Need clarification on pointer incrementation

Question

Please help me understand the reason the following code works the way it does:

#include <stdio.h>

int main(){
    int a = 10;
    void *b = &a;
    int *p = b; 
    printf("%u",*p++);
    return 0;
}

I know the output of printf will be 10, but I'm not quite following why *p++ is 10

Here are my steps:

1) void *b = &a; stores the address of a in pointer b

2) int *p = b; pointer p now points to the same data item as pointer b

3) printf("%u",*p++); is where I get confused... the dereference of pointer p is a, which is 10... isn't *p++ basically the same as 10+1 which will be 11?

Answer 1

I just want to add my five cents.
For incrementing value indirected via pointer you can use ++*ip or (*ip)++. There is a nice explanation about parentheses in K&R book:

The parentheses are necessary in this last example (*ip)++; without them, them expression would increment ip instead of what it points to, because unary operators like * and ++ associate right to left.

And in your piece of code you got 10 because printf will print original value of variable and only after it wiil be incremented by one due of using of postfix ++ operator.

Answer 2

Why *p++ is 10 ?

[C11: §6.5.2.4/2]: The result of the postfix ++ operator is the value of the operand. As a side effect, the value of the operand object is incremented (that is, the value 1 of the appropriate type is added to it).

The below statement

printf("%u",*p++);

is equivalent to

printf("%u",*p); /* p points to 'a' and value of `a` is 10. Hence, 10 is printed */
p = p + 1;  

p is of type pointer-to-int. Hence, 1 is scaled to sizeof (int).

As a result, p now points to an int at address : p + sizeof (int)

Answer 3

Variable p is a pointer to an int (pointing to a)

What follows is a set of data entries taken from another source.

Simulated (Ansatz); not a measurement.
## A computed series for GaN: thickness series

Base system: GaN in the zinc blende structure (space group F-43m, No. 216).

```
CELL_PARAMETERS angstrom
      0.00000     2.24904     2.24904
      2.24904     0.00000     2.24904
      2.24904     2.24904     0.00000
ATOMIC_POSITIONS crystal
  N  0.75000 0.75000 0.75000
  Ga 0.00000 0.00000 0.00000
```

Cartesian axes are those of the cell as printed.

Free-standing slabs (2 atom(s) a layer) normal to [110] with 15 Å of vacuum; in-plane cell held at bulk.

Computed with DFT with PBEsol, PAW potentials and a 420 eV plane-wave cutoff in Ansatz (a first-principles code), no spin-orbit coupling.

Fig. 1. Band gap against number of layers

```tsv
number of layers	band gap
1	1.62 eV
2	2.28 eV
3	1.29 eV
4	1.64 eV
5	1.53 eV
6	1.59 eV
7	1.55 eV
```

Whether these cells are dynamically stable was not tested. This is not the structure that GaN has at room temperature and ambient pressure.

The expression *p dereferences the pointer, hence it's like accessing the int a directly.

Operator postfix ++ on pointer p takes precedence over the dereferencing. Therefore *p++ increments the pointer p (to whatever junk is in memory after int a) AFTER the expression is evaluated, so the dereferencing still resolves to a and that's why 10 is printed. But after the statement is run the value of p is changed. So, likely after that statement if you do printf("%u ",*p) you will get an awkward value.

If you do ++*p however, the expression is evaluated as ++ operation on the dereferenced int variable pointed by p. If you want to avoid trouble like this, when not sure, use parenthesis:

(*p)++
++(*p)

And you're making sure you are dereferencing the value and acting on it. Incrementing a pointer value is a very dangerous operation allowed by languages like C and C++, so avoid whenever possible!

Answer 4

*p++ is parsed as *(p++). p++ evaluates to p, and then increments p, so the change won't be seen until the next reference to p. So *p is 10, *p++ is 10 (but p now points to &a+1), *++p is undefined behavior (because *(&a+1) is not a valid value), (*p)++ is 10 but changes a to 11, and ++*p (or ++(*p)) is 11 (as is a).

Answer 5

The post-increment operator in the expression *p++ applies to the pointer, not the value stored at that location, so the result is never 11, before or after it is evaluated. The expression *p++ means: dereference p (get it's value) then increment p one location. Since p points to an int, incrementing it will move it forward sizeof(int) bytes . The addition does not ever apply to the value that p points to, which is 10.

However, the expression (*p)++ is different. It dereferences p (gets its value) and then increments the value in that memory location. The expression evaluates to the original value. So after executing the statement

int c = (*p)++;

the variable c would equal 10, while a would equal 11.

Answer 6

*p++ is essentially *(p++). It evaluates to the value of p before it is incremented which is the address to a. Then you dereference it which evaluates to the value 10.